Qantas looks set to renew its push to lift a government-imposed limit on foreign ownership and drawing the dots between new long-range jets from Airbus or Boeing with the need for deep-pocketed overseas investors.
Qantas chairman Leigh Clifford says the Qantas Sale Act, which caps foreign ownership at 49% of shares, also limits the airline's ability to raise capital ahead for big-ticket projects such as eventually replacing the Airbus A380s.
"We haven't got a particular need at the moment, but at some stage we’re going to have to dramatically renew the fleet," Clifford told Fairfax Media.
"At some stage we’re going to have to replace the [Airbus] 380s ... and [CEO] Alan [Joyce] has talked of the challenge we’ve put out to Airbus and Boeing for long-range aircraft. Well, these don’t come cheaply."
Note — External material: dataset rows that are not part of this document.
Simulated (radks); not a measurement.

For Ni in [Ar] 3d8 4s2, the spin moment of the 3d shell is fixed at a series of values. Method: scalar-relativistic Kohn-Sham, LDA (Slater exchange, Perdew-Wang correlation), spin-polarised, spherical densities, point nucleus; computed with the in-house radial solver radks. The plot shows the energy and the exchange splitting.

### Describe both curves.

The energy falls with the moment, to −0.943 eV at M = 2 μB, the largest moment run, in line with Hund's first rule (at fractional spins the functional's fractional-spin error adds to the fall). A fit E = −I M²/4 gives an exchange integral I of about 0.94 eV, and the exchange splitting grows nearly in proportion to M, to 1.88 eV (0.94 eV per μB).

The list price for the Boeing 777-8 jet averages around A$470 million, with the Airbus A350-900 listed from A$395 million, although airlines typically receive discounts of at least 40% on the showroom sticker.
Qantas is weighing up both jets to launch non-stop flights from Sydney, Melbourne and Brisbane to New York and London.
Qantas previously lobbied for changes to the Qantas Sale Act in 2014 as the airline faced brutal losses of around $250 million and was being challenged by Virgin Australia, which is not constrained by similar foreign ownership restrictions and is now almost 90% foreign-owned.